A new master-plan for Dorchester town centre has been unveiled, finally moving the focus away from retail development towards a cultural and historical theme.

Part of the town’s Roman baths could also be exposed in a bid to exploit the town’s rich heritage.

This industrial park in Germany shows how the old Roman baths could look  Photo: LVR Industrial Museum, Oberhausen

This industrial park in Germany shows how the old Roman baths could look
Photo: LVR Industrial Museum, Oberhausen

It’s the first time West Dorset District Council has moved away from a purely retail theme in its plans – perhaps recognising the rapid demise of the traditional high street.

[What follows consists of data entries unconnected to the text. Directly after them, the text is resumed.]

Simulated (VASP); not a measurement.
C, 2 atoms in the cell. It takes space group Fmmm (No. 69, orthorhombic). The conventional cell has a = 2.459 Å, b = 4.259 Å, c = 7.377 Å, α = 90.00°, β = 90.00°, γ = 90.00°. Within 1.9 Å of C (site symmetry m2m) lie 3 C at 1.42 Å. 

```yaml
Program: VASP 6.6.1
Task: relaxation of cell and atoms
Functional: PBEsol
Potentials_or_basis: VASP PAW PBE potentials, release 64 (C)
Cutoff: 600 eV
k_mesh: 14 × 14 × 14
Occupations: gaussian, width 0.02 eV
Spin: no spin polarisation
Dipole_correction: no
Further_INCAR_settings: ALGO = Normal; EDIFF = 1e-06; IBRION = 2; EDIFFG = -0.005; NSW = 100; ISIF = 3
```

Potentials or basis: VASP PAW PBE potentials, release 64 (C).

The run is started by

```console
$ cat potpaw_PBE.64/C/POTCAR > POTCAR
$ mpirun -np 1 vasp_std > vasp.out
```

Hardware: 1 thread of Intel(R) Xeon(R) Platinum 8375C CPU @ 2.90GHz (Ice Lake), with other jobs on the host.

Members of the public were invited to a series of presentations given by Richard Eastham, director of Bournemouth-based Feria Urbanisation – which specialises in urban strategies, neighbourhood planning and civic design.

Mr Eastham said he wanted to make it clear he was presenting only the early stages of a new master-plan, and stressed that any plan is doomed to fail unless it takes into account the views of its communities.

He said the plan would not provide new answers for unlocking the town’s challenging development sites, but it could present a compelling vision for Dorchester that would cast these opportunity sites in a new light.

Mr Eastham spoke of wanting to build on the town’s history, together with its literary connections, which were the foundation of its charm. Dorchester had developed from Neolithic beginnings, through Roman habitation and development, to its medieval county town model and then to Victorian additions.

Thomas Hardy described the town in Mayor of Casterbridge as a “compact as a box of dominoes” and as “a town of spires, towers, gables and chimneys”. Mr Eastham said it was important not to lose sight of its past but to develop its future sympathetically by adaptation and reuse.

The objectives of the master-plan are:

         To enhance the town’s role as a shopping destination;

         To retain and improve the vibrant high street experience;

         To maximise the economic impact of the cultural offer;

         To secure the future of the market;

         To enhance the visitor and resident experience through improved open spaces and accessibility.

 Mr Eastham said he viewed the development of the Charles Street car park not as one development project, but a series of sites. He suggested a market building for Dorset produce and crafts, and an archaeology pavilion, such as the St Antony Archaeology Park in Oberhausen.

Ideas for the existing market site included the use of the brick buildings for small businesses. There could also be a development of family housing incorporating a market square, while part of  the Trinity Street car park could be used for housing development, which would bring life back to the centre of town.

There is a need to attract more young professionals to the town and some investment in Dorchester’s night life might help. Investment in the cultural life of Dorchester including a theatre has been suggested.

It was also proposed that a portion of the Roman baths beneath the Wollaston Field car park should be exposed to complement the other historic sites in the town.

More pedestrianisation would also improve the character and calibre of the town.

Mr Eastham said he realised there would be concern about the lack of parking in the redevelopment plans. He quoted Fred Kent who in his report The Project for Public Spaces wrote, “If you plan cities for cars and traffic you’ll get cars and traffic. If you plan for people and places you’ll get people and places.”